Meanwhile, The Times reports British Foreign Secretary William Hague has announced that Britain was sending 5,000 sets of body armour, 6,650 uniforms, 5,000 high-visibility vests and communications equipment to police officers in rebel-held areas. He said the new supplies would help Libya's opposition protect civilians and the growing community of diplomats and aid workers in eastern Libya.

As British trade unions promised the government “an autumn of discontent”, the Daily Mirror announces that doctors might now strike to defy government cuts affecting pays and pensions. More than 600,000 British teachers and public sector workers swapped classrooms and offices for picket lines in what the newspaper said was “the biggest stoppage for 30 years”.  

Ottawa Sun reports Britain’s Prince William and his wife Kate, the Duke and Duchess of Cambridge, have been greeted by enthusiastic crowds in Canada at the start of their first official overseas tour together. They laid a wreath at the national war memorial.

Le Petit Journal says celebrations have begun in the principality of Monaco to mark the wedding of its monarch Prince Albert and his fiancée, the former South African Olympic swimmer Charlene Wittstock. The veteran rock band The Eagles gave a free concert at a football stadium. This evening, composer Jean Michel Jarre will take a starring role in a concert and an extravagant fireworks display is set to light up the sky of the Cote D'Azur to add to the glamour of the occasion. The concert is being screened live on Euronews.

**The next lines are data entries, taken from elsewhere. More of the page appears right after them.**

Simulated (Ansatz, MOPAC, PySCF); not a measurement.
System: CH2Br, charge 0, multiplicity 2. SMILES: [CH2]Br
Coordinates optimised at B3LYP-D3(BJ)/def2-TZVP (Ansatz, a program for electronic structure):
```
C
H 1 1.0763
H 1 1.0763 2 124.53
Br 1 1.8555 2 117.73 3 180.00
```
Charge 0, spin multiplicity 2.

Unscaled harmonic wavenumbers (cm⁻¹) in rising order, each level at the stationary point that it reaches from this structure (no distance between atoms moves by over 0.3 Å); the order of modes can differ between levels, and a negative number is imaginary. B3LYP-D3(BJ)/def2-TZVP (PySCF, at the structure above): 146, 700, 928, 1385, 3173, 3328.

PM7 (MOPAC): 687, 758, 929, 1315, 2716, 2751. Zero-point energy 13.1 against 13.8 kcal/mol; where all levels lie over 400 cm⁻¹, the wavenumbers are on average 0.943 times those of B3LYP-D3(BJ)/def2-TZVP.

China has opened the world’s longest cross-sea bridge. State-run CCTV says the Jiaozhou Bay bridge is 26 miles long and links China’s eastern port city of Qingdao to an offshore island, Huangdao. The 35-metre-wide bridge is the longest of its kind and cost more than 10bn yuan (€1billion). It has taken four years to build the bridge, which is supported by more than 5,000 pillars. According to Guinness World Records, the previous record holder for a bridge over water is the Lake Pontchartrain Causeway in Louisiana. The Chinese bridge is more than 2.5 miles longer.